When Async is enabled, there's the "Compositor Update" around +7.5. I'm not sure if that is associated with the reprojection you mentioned "closer to 16ms". Is that 16ms of prediction passed to GDTATP, called at this +7.5ms mark, or roughly 16ms (18ms) into processing the frame? When async is on, what controls how much prediction is applied for the late update? I just tried toggling async on and off now, and with our manual override of GDTATP, having async on didn't seem to defeat the customized prediction amount. But then if async is somehow incorporating the last value passed to GDTATP when it does the update, I'm curious about how.

cjwidd commented 7 years ago

@aleiby thank you so much for your responses, but the issue echuber2 has raised above is also something I am struggling to nail down. Could you perhaps elaborate once more?

aleiby commented 7 years ago

There's some documentation on SteamVR Frame Timing here: https://developer.valvesoftware.com/wiki/SteamVR/Frame_Timing

WaitGetPoses is when the application calls the function (as opposed to when it returns). If the application is cpu bound, then sometimes you can see this eating into the running start portion of the frame (which is bad).

NewPosesReady is effectively the beginning of running start. This should be pretty steadily at around -3ms (the relative timings are based on the vsync that starts the frame) in non-async mode. In async, it gets pushed back to -4ms when async-mode is active, but can get temporarily pushed back even further if there is hitching on the gpu.
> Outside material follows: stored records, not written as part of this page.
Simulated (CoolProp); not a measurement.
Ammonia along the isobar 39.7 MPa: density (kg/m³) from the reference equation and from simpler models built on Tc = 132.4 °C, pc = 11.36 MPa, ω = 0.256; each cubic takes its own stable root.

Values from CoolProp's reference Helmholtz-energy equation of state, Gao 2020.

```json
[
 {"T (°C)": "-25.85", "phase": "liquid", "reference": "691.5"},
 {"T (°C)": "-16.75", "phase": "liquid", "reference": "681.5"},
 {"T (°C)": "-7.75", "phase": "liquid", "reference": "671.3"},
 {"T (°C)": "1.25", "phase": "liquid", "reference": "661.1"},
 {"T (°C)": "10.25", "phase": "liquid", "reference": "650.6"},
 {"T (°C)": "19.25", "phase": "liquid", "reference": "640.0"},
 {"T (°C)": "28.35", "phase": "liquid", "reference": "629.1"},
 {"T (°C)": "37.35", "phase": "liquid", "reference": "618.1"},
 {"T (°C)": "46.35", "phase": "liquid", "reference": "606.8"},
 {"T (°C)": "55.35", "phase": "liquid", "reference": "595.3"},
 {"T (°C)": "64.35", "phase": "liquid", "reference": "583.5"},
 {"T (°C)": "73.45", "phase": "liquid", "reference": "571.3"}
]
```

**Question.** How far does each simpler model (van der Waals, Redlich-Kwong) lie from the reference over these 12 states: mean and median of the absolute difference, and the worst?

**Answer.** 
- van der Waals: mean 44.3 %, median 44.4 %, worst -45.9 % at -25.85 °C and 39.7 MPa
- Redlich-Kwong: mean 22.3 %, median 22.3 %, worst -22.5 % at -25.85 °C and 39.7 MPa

TotalGPU is the time it takes on the gpu to render the frame. This the sum of both the application and compositor render work. If there are bubbles (idle gpu time) in the application work, those are included in the timing. We rely on this value to drive adaptive quality in The Lab (http://www.gdcvault.com/play/1023522/Advanced-VR-Rendering).

ApplicationInterval is the time between calls to WaitGetPoses. If this drifts above the frame interval (11.111ms) then it will start eating into your running start time, and eventually cause you to drop a frame. This generally indicates that the application is gpu bound.

CompositorUpdateEnd is when the compositor finishes submitting its gpu work for the frame. In async-mode it waits until running start (~11.1ms minus 4ms = ~7.1ms), samples poses, signals the app, and submits its work which generally gets us to around 7.5ms into the frame. Most of that time is blocking on D3D's Flush/Present.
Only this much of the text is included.